Acer has today lifted the lid on the first known tablet to run Google’s Chrome OS out of the box.

While the device did make a brief unofficial appearance on the internet earlier this year, today marks the official launch of the Chromebook Tab 10, which is an education-focused tablet that’s designed to “promote engagement and collaboration between students and teachers,” according to a statement issued by the company today.

Chrome OS was first announced by Google back in 2009, though the first retail machines didn’t arrive on the market until 2011. Chrome OS is an operating system whereby Google’s Chrome browser serves as the primary mechanism for accessing services in the cloud via web apps. So far, Chrome OS has pretty much been limited to laptop-style devices, though Google has previously told users to expect tablets running Chrome OS at some point.

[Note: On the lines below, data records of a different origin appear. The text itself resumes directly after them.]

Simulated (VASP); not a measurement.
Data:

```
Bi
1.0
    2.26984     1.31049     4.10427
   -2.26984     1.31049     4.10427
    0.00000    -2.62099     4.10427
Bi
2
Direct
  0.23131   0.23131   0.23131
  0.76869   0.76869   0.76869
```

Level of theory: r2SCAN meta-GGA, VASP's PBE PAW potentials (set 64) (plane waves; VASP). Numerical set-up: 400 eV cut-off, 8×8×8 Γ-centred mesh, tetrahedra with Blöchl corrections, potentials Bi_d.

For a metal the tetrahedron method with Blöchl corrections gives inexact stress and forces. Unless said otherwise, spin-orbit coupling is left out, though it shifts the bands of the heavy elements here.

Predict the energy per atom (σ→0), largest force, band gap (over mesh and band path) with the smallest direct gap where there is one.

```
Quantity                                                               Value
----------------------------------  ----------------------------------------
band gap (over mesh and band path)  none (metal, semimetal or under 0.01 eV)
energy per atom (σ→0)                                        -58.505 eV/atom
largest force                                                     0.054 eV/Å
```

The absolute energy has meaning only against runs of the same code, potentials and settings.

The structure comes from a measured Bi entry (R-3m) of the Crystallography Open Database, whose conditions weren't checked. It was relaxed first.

The Acer Chromebook Tab 10 will be aimed at K-12 classrooms, and the Taiwanese tech giant will be hoping to emulate the success of Chromebooks in U.S. classrooms with a different form factor.

Above: The Chromebook Tab 10

“The Acer Chromebook Tab 10 combines advances in hardware and application support to enable more meaningful learning for an even wider range of K-12 students,” noted James Lin, general manager of consumer notebooks for the IT Products Business group at Acer. “The new Acer Chromebook Tab 10 encourages students to discover new ways of understanding the world around them.”

The device weighs in at 550 grams and sports a 9.7-inch QXGA IPS touch display, with a 2048 x 1536 resolution. It also ships with 4GB of RAM and 32GB of storage.

The Acer Chromebook Tab 10 will cost $329 and will be sold in the educational and commercial realms across North America from April, while it will land in Europe and other markets in May for €329.